The cuts to Health Services take effect Sept. 1.
The university is considering setting up smaller locations in Portland where students can access health care, he said. Administrators are “looking at some sort of arrangement through local health care providers,” he added, though currently there are no concrete plans.
The university will also reduce the hours of 15 employees in Health and Counseling by closing down between semesters and during the summer break. Officials say these changes will save $300,000 a year once fully implemented.
“The Portland campus health center currently is housed in an older modular building that has outlived its usefulness,” Hutchinson said.
In Portland, six people will lose their jobs in the Department of Research Administration, effective on May 31. The university estimates it will ultimately save $180,000.
“These decisions were based not on performance, but on the number and types of staff members needed to promote growth in research,” university spokesman Bob Caswell said in a news release Thursday. Twenty people currently work in the department.
“Specifically, the research administrative restructuring advances two key goals in USM’s Strategic Plan: supporting faculty research, scholarship and creative activity; and ensuring the university’s fiscal sustainability,” Caswell said.
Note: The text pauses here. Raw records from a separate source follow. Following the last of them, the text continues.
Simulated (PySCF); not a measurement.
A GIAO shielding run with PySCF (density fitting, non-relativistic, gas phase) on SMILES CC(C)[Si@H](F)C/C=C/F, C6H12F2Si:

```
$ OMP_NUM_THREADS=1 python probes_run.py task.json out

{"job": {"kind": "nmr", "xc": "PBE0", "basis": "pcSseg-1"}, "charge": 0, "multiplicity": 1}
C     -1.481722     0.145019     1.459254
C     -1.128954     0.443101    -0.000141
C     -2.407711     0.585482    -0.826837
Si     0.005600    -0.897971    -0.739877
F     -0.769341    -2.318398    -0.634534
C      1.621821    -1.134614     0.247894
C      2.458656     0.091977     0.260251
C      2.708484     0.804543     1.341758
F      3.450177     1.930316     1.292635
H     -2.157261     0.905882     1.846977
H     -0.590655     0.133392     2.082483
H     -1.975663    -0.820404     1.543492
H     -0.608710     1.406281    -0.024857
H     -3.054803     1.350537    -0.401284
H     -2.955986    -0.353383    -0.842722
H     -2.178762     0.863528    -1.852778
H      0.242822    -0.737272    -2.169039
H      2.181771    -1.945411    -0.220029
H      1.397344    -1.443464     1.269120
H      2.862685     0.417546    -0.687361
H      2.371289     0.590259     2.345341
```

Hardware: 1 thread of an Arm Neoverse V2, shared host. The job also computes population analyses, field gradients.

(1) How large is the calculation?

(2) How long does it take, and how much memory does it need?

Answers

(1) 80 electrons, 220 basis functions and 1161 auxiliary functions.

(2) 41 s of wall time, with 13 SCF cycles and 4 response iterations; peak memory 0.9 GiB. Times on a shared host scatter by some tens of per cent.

The Department of Research Administration provides support services for faculty and staff seeking grant-funded research projects; assuring compliance with federal and other regulations; and managing relationships with funding agencies, businesses, non-profits and other organizations with interests in university-based research.
The media studies lab will reopen in the fall at the former site of the daycare on the Portland Campus.
According to Caswell, there at least one party is seriously interested in purchasing 68 High Street, though he didn’t know who.